[From Bill Powers (2003.02.11.1902 MST)]
Bill Williams (2003.02.11) --
Between the beginning of Keynes' Chapter 6 and the point where he reaches
the conclusion that income equals consumption plus investment, there are
only 11 pages. But they are very dense, and I'm not sure they are entirely
consistent. I hope you will help me out here.
Here is the start I have made toward putting Keynes' ideas into the form of
a working model.
We start with his symbol A. "During any period of time, an entrepreneur
will have sold finished output to consumers or to other entrepreneurs for a
certain sum which we will designate as A." (p. 52).

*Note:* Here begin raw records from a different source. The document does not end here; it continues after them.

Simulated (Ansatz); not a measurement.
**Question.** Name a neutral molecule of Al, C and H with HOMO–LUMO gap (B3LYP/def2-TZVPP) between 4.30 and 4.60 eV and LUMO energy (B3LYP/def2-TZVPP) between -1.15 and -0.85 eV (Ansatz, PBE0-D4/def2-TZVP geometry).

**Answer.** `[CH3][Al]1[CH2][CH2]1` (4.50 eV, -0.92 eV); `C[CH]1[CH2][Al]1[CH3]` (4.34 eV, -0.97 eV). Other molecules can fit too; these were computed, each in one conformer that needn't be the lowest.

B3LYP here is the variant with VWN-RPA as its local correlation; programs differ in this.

Also defined is A1, a sum which has been spent "on purchasing finished
output from other entrepreneurs." Then:
"And he will end up with a capital equipment, which term includes both his
stocks of unfinished goods or working capital and his finished goods,
having a value G."
It is not clear what the components of G are. Does G consist only of
unfinished goods and finished output from other entrepreneurs, plus
whatever stock of manufactured goods is on hand? Are A, A1, and G three
different and disjoint quantities? The very next sentence, starting a new
paragraph, is not very helpful, since it introduces a composite quantity
that has not, as far as I can see, been previously mentioned:
"Some part, however, of A + G - A1 will be attributable, not to the
activities of the period in question, but to the capital equipment which he
had at the beginning of the period."
Why do we add A and G and then subtract A1? Does this quantity have a name?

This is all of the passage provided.